Instead he will tell his audience what it is like trying to like run the department with sprawling responsibilities and the name, DIICCSRTE, that nobody could say.

By the time of Dr Russell's departure, the department had nearly 4000 employees, 23 divisions, 10 agencies, a budget of $18.4 billion and its boss reported to five ministers and two parliamentary secretaries.

But it made sense at the time.

''There was some logic to having it all together and obviously there was management task there because it only makes sense [of] all those divisions and responsibilities,'' he said.

''You can make the whole bigger than the parts, but if everyone just remains in their silos, you really haven't achieved very much.''

But it's less clear how the DIICCSRTE evolved into the structure the Abbott government inherited in September.

''There is always decisions about these things, but the Prime Minister makes these decisions and the Prime Minister is advised by the Department of Prime Minister and Cabinet, as you can imagine and PM&C have views about departmental structure because it's their responsibility, really,'' Dr Russell said.

But in hindsight, perhaps that name was not such a great idea.

''We have a tradition in Australia of mentioning all the responsibilities in department's names, largely for benefit of stakeholders. But it does get a bit ridiculous, a nine-letter name for a department,'' Dr Russell said.

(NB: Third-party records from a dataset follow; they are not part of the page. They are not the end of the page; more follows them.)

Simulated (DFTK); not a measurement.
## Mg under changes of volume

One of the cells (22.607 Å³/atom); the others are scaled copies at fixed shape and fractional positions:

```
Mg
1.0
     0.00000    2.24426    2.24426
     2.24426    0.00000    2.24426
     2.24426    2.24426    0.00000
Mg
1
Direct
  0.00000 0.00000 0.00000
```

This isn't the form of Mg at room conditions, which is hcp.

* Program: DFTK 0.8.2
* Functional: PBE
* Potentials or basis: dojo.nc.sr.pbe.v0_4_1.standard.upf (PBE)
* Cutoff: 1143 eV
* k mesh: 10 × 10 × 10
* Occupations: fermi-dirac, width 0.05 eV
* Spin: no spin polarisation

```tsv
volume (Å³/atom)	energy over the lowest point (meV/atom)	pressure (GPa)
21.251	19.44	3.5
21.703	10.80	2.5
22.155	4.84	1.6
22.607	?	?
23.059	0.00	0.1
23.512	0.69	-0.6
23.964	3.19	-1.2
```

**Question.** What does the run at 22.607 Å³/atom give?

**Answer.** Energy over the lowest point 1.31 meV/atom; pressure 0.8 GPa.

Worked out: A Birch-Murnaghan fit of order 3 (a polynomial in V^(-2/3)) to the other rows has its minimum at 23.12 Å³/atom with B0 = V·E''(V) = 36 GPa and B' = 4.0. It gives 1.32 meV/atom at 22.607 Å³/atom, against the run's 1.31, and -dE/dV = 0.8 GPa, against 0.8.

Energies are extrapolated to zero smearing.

He will also have some bad news on Monday for the public service's senior managers; when it comes to executive teams, small is beautiful.

Dr Russell ran DIICCSRTE with just four deputy secretaries, an arrangement that would make some serving departmental bosses blanche.

''It gives you a better chance of running the department as a whole, rather than just the sum of the bits,'' he said.''

Dr Russell will speak at the ANU's Crawford School of Public Policy on Monday at 5.30pm.